Amidst over 2 million square feet of cultural space in the Greater Boston region, there are two unsung heroes in the city of Somerville that aim to preserve and create arts space. In 2019, Somerville adopted a Fabrication District along with an ACE (Arts and Creative Enterprise) requirement when developing.
The spirit of the Fabrication District is to preserve these usually 100-year-old-plus former industrial buildings as artist and creative communities for affordable individual artist workspaces. In Somerville, these are Joy Street Studios, Miller Street Studios, Vernon Street Studios, Milk Row Studios and Washington Street Arts Center. Meaning: Somerville, known for being big on arts, saw how the region was changing, and chose to do what it could to keep artists working in Somerville.
In the Fabrication District, owners may only develop up to four floors, ultimately de-incentivizing developers. Preserving arts spaces. Further, those who want to develop in most commercial or mixed-use Somerville zones are required to allot 5% of the commercial leasable floor plate to ACE uses. Creating more arts space.

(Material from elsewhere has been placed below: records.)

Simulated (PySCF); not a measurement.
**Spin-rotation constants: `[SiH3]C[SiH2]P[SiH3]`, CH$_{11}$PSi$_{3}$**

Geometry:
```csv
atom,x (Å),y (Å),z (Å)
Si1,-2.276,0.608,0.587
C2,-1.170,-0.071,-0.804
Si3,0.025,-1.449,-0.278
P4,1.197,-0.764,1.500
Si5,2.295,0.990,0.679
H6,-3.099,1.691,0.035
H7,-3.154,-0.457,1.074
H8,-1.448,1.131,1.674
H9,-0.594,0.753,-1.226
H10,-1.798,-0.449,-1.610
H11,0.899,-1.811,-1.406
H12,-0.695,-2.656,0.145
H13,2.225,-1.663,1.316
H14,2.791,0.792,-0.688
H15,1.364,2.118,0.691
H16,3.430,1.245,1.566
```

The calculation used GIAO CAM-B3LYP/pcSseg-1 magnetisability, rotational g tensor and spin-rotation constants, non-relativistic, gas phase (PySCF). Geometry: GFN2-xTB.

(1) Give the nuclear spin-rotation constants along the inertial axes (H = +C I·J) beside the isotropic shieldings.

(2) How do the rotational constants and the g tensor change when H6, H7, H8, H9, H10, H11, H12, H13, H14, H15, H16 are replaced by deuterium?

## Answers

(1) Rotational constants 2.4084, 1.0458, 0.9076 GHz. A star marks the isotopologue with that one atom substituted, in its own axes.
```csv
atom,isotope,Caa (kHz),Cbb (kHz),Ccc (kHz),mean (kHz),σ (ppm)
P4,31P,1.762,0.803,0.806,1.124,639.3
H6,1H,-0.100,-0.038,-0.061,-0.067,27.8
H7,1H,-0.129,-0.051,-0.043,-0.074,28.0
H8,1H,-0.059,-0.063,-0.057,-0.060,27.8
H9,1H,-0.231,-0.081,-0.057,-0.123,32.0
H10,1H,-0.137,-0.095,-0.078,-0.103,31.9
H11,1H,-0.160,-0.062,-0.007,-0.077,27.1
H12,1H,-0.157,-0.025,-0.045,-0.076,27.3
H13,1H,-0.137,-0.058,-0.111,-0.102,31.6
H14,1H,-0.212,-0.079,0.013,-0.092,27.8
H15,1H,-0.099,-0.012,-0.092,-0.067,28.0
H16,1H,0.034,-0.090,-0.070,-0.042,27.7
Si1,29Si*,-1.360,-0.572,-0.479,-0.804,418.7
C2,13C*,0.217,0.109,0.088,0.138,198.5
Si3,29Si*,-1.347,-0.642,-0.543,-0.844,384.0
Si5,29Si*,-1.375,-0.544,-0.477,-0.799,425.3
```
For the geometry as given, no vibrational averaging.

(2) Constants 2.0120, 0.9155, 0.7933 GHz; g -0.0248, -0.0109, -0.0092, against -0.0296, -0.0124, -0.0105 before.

Even with these special tools, artist workspace communities in Somerville are at risk, even “high risk,” according to a recent report by the Massachusetts Area Planning Council (MAPC). Any development near an arts building makes it at risk. Development usually causes property values to go up, thus making it tempting for benevolent arts space landlords to sell, when they normally wouldn’t have, causing displacement.